Large multilevel dataset with 48 million rows: How to build data subsets for use in brm

I have a large dataset with about 48 million rows, which I want to use for the prediction of land surface temperature (LST) based on a number of environmental variables using the R package brms. LST was derived from satellite data of 39 multi-year Landsat scenes in my study area of about 2000 km². The environmental predictors include land use class, canopy closure and others, some of which are static while others vary with time. Without considering interactions, I have 12 predictors. For model fitting, I use the index-variable approach. That is, each level of the categorical predictor land use class receives its own intercept.
The data is grouped both in space and time. The grouping in space is reflected in a considerable spatial structure of LST. Therefore, I created a categorical variable “group” that reflects land use clusters such as “field A”, “field B”… or “forest stand A”, “forest stand B” etc. The reasoning behind this is that the groups contain characteristics that are not described by the predictors but likely influence LST (for instance, the farmer of field A plows regularly while the farmer of field B practices no-till agriculture). The grouping in time is due to the repeated measurements of LST (up to 39 Landsat scenes). I therefore assigned an ID to each LST pixel, each of which occurs up to 39 times in the dataset. However, due to clouds, there are many LST pixels with a lower number of repeated observations in time. In general, the data are very unbalanced due to the observational nature of the study.
In order to pass the hierarchical data structure to the brm function, each LST pixel (ID) and each group is given its own intercept. The general formula in brm is:

LST ~ 0 + predictor_1 (land use class) + predictor_2 + … + predictor_n + (0 + pred_1 || group/ID)

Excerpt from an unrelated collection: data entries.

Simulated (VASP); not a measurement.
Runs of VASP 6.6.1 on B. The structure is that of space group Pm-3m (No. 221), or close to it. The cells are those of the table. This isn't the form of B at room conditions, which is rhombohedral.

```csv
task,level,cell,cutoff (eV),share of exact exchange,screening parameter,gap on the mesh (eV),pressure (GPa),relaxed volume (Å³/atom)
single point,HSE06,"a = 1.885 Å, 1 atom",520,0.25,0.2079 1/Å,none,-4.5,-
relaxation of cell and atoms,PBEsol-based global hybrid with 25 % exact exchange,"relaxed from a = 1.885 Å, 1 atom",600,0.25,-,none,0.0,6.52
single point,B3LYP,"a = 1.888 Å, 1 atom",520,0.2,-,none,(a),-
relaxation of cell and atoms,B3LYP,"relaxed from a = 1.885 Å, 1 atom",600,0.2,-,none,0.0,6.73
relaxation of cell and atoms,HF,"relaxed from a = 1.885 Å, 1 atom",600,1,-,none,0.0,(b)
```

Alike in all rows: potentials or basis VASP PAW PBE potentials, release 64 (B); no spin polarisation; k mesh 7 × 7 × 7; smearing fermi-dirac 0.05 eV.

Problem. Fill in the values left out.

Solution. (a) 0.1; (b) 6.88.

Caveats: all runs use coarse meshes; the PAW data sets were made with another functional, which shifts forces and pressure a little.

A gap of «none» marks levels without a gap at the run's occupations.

I use group/ID because the IDs are clumped within the groups.

Because the entire dataset is too big for brm, I have to build data subsets. So far I selected a subset with 1 ID per group, which already gives reasonable results. Other options would be to use simple random sampling of the whole dataset or stratified random sampling with the groups as strata. In each case, I could create many subsets and use brm_multiple to average the results.

Does anybody have experience with data sampling prior to the use of brm (sampling design, sample size and alike) and can give me some tips or references? Is there an option of data sampling in the model fitting procedure which I have overlooked so far?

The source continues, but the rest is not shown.